I’ve been an amateur musician just about all my life, mostly playing traditional American and Irish music, with a couple of brief forays into rock and blues. I’ve been an avid listener of other kinds of music, notably jazz and classical, but am not educated in them at all.
I’d like to hear the opinions of my fellow amateurs on the John Cage composition 4’33". Not informed opinions, not educated ones, and not intellectual analyses. Just your gut reactions. If you’ve never heard it, do a web search and familiarize yourself (if you’re so inclined).
I have a couple of other questions relevant to musical appreciation, and I’ll pose them another time if this goes well. I’ll let this one sit for a couple of days and then explain why I asked and what I was thinking.
Is that the one that’s 4’33’’ of silence? I know that one,
“In C,” is about four minutes of middle C hammered on the piano. Somebody was actually “practicing” that in the practice rooms at SF State when I was a student there.
I guessed Cage was an aborted politician–that’s where true conceptual art is today
Although I heard a violonist once say, seriously as a “deep thought”: First you listen to songs
Grow up to music
Then to Bach
Finally to silence…
I still think that Cage’s attempts came really late: Duchamp committed his random concert almost half a century before… So this “piece” is about like drawing today a black triangle on a white canvas and pretend you went beyond Kasimir Malevich’s art :roll:
I have written many pieces similar to 4’33". They’re all of different lengths though. They’re all totally brilliant, of course. However, the In C that I know is by Terry Riley. It consists of a whole bunch of short phrases-sometimes just one note. The musicians start, one at a time, and play through the phrases in sequence. They can play a phrase as long as they want but when they move on, there’s no going back. When they’ve played all the phrases they quit and can’t play any more. I think you can have as many musicians as you want. I’m not sure about how they know when to start. Just when the spirit moves them I guess. When all the musicians are playing the piece sounds like you might imagine the inside of a hornet’s nest would sound.

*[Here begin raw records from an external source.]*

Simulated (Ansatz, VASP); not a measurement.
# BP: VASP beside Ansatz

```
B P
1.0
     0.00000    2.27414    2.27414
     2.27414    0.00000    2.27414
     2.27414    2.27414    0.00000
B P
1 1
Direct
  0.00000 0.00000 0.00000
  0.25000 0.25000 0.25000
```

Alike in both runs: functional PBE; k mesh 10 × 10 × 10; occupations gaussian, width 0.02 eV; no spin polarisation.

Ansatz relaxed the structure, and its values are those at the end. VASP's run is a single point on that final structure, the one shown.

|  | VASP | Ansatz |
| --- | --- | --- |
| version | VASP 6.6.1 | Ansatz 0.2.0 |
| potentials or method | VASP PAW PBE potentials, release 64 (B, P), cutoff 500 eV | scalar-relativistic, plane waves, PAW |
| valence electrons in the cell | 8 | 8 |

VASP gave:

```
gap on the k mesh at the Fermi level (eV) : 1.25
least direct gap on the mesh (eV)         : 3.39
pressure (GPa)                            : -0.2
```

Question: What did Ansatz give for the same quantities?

That’s right Steve. I had forgotten all about Terry Riley, as distinct from Cage. How estupid of me.
It’s hard for me to see anything beyond shock value of these guys at the moment they “release” their brilliant ideas. I’m sure the critics would love to disagree. The would characterize Cage as some sort of soldier for the campaign to raise consciousness and cause us to question all that we presume and assume. I guess…
But it seems like the perfect set-up to wear odd clothes, hang out at cocktail parties and chase skirts of the young and impressionable.
My favorite celebrity artist has to be Leroy Neiman. I mean, the guy does actually do some illustrating; but to me, it was all about the white suit, the doofy mustache and the celebrity appearances. I think he franchised out to KMart, like Martha Stewart.
OK, here’s few opinions. The 20th century being what it was, if Cage hadn’t written this someone else would have. A very slightly interesting thing to do once if only to get poeple reflecting on what the minimal requirements are for something to be a composition.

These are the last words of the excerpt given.